18. Turning to the facts of these applications, I have to deal with the events of two years, the years ended 30 June 1983 and 1984, in which the Commissioner has seen fit to assess the income derived by the C fund. The position of the fund in each of these years vis-à-vis the three entities to which the Commissioner directed attention, was (as summarised from the balance sheets of the C fund at 30 June 1983 and 1984):
Year ended X unit trust Z unit trust M nominees 30 June 1983 Unsecured loan to Net debtor to the Unsecured loan to trust of $7,934.50 trust in the sum of company $10,000 $44,987 1984 No unsecured loan Whole venture No unsecured loan wound up
From various sources in the evidence, I can record the following additional facts. The unsecured loan to X unit trust was probably converted in the 1984 year to additional units - evidence of Mr T. The C fund was a net borrower from Z unit trust as at 30 June 1982 in the sum of $39,181 (accounts accompanying income tax return of Z unit trust for that year). There is a lack of dichotomy between the accounts prepared for the C fund and the accounts prepared by different accountants for Z unit trust. The C fund accounts at 30 June
ATC 4471982 show the C fund to be neither a borrower nor a lender in relation to Z unit trust. It is clear that, for the year ended 30 June 1983, C fund was not a lender vis-à-vis Z unit trust. The situation with M nominees in the year ended 30 June 1984 is that the fund's loan was repaid as to $91,195 in two instalments, one of $15,000 on 9 April 1984 and the second of $76,195 on 28 June 1984, the balance of the loan being written off as at 30 June 1984. The C fund was for almost the whole period a lender to M nominees.
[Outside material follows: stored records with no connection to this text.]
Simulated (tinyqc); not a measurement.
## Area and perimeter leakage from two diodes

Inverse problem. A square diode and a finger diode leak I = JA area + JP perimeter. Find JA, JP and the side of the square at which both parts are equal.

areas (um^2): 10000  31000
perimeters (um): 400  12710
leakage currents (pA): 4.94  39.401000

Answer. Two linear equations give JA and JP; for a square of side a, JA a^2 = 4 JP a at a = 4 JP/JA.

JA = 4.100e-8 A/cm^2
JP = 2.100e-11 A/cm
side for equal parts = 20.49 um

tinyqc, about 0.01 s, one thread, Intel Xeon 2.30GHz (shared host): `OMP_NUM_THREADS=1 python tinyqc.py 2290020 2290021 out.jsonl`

19. I have formed the opinion that there is nothing in the circumstances surrounding the advances made successively to X unit trust, Z unit trust and M nominees that encompassed a positive purpose of advantaging any one of those entities at the expense of members of the C fund. In so far as X unit trust was concerned, the trust traded or operated at a substantial loss in every one of the years reviewed in the course of the hearing. As Mr T said in his evidence there would have been no point in charging interest ``because the whole centre whether it be the operator or the owner... was basically operating at a loss''. In so far as Z unit trust was concerned, in the years relevant to these applications, the C fund was not a lender to the trust; it was in fact a borrower from the trust, drawing its profits in anticipation in order to finance its venture into M nominees. Mr T's evidence makes it plain that, in development ventures sponsored by Mr P, the purpose in charging interest on loans made to investors was to maintain equality of investment by the parties concerned. He stated in relation to the interest charged to the C fund on moneys borrowed from the trust, that the purpose of charging such interest was ``to equate the proportion of monies put in by the parties'' going on to elaborate that ``if one (party) puts in more money than another... it would not be fair to offer the party putting in more money that they would not be paid interest on it''. Thus, in developments sponsored by Mr P's group, it was the practice to pay interest as between the parties only in those instances where the balances of investment agreed between the parties had been disturbed. This explanation clearly covers the situation in M nominees. There Mr T was to point out additionally that the company had no cash flow out of which to pay interest; it was therefore impractical to seek interest on the funds loaned. I am of the view that the non-payment of interest on moneys loaned in all these instances, arose from practical commercial considerations in each case and not from any desire or intent on the part of Mr D as trustee of benefiting the entities to whom the funds were loaned, with resultant disadvantage to the members of the C fund.
20. There remains the point that Mr D as trustee may appear to have been in breach of the trust deed governing the C fund in so far as he continued the loans of the fund's moneys without interest to X unit trust and M nominees after the insertion of cl. 5.1(a) by the amending deed dated 9 June 1983 (vide para. 10 above). The evidence indicates that Mr D was unaware of the clause, a fact which is in line with the lack of attention to detail evinced by Mr D in his exercise of the investment function in carrying out his duties as trustee of the fund. But it goes no further than that; they were not new investments taken up in breach of the deed. The fund was and had been for some years bound into those investments; commercial reality did not permit their rapid liquidation, and, as I have found, they are not evidence of Mr D seeking to derogate from the rights of the employee/members of the fund.
21. I have therefore come to the conclusion, for the reasons set out above, that in each of the applications on behalf of the C fund, the decision of the Commissioner on the objections should be set aside and the objection allowed in full. In view of these findings and the views which I have canvassed at para. 3 of these reasons, I would also set aside the decision of the Commissioner on the objection which gave rise to the application on behalf of the company C and allow that objection in full.